President Joe Biden reacted to the news of twelve American troops killed in two suicide bombings in Kabul outside the airport where the United States continues trying to evacuate U.S. citizens and Afghan allies.
“It’s been a tough day,” Biden began, slapping the podium after he arrived 25 minutes late for his speech at the White House.
The president spoke for about twenty minutes before taking questions from the press but ultimately struggled when asked by Fox News reporter Peter Doocy to take responsibility for the disastrous withdrawal from Afghanistan.
White House“I bear responsibility for fundamentally all that’s happened of late,” he said, before pivoting to blame former President Donald Trump.
“But here’s the deal: you know — I wish you’d one day say these things — you know as well as I do that the former President made a deal with the Taliban that he would get all American forces out of Afghanistan by May 1,” he said, according to the White House’s transcript of his remarks.
Biden celebrated the heroism of the lost American service members that he sent to Afghanistan to secure the evacuation of Americans and Afghan allies out of the country after Kabul fell to the Taliban.
“They were heroes, heroes who’ve been engaged in a dangerous, selfless mission to save the lives of others,” he said.
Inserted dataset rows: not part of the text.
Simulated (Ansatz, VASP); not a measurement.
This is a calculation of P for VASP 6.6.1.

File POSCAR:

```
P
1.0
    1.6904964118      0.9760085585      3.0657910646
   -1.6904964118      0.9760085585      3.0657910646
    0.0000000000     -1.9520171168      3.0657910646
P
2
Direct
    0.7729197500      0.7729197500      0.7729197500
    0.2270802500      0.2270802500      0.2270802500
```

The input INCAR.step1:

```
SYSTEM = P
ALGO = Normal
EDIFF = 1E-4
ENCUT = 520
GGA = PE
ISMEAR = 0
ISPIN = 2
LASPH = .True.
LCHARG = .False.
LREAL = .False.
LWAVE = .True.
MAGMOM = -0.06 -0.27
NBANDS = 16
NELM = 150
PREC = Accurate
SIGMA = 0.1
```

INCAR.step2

The president also vowed to make the terrorist organizations responsible for the attacks pay.
“To those who carried out the attack and to anyone who wishes Americans harm: We will not forgive, we will not forget, we will hunt you down and make you pay,” he said.
Biden said he always acknowledged the danger of the operation, and it was why he wanted to leave Afghanistan in the first place.
“We will complete our mission. We will continue, after our troops are withdrawn, to find means by which we can find any American who wishes to get out of Afghanistan — we will find them and we will get them out,” he said.
Biden said he did not make a mistake by trusting the Taliban, noting that they delivered on “the major things we’ve asked them.”
He said that the United States could not trust them, but could hope that their mutual self-interest would lead to positive results.
“They’re not good guys, the Taliban. I’m not suggesting that at all,” he said.
This is the eleventh day since the fall of Kabul as the Afghanistan government collapsed and the Taliban seized control of Kabul.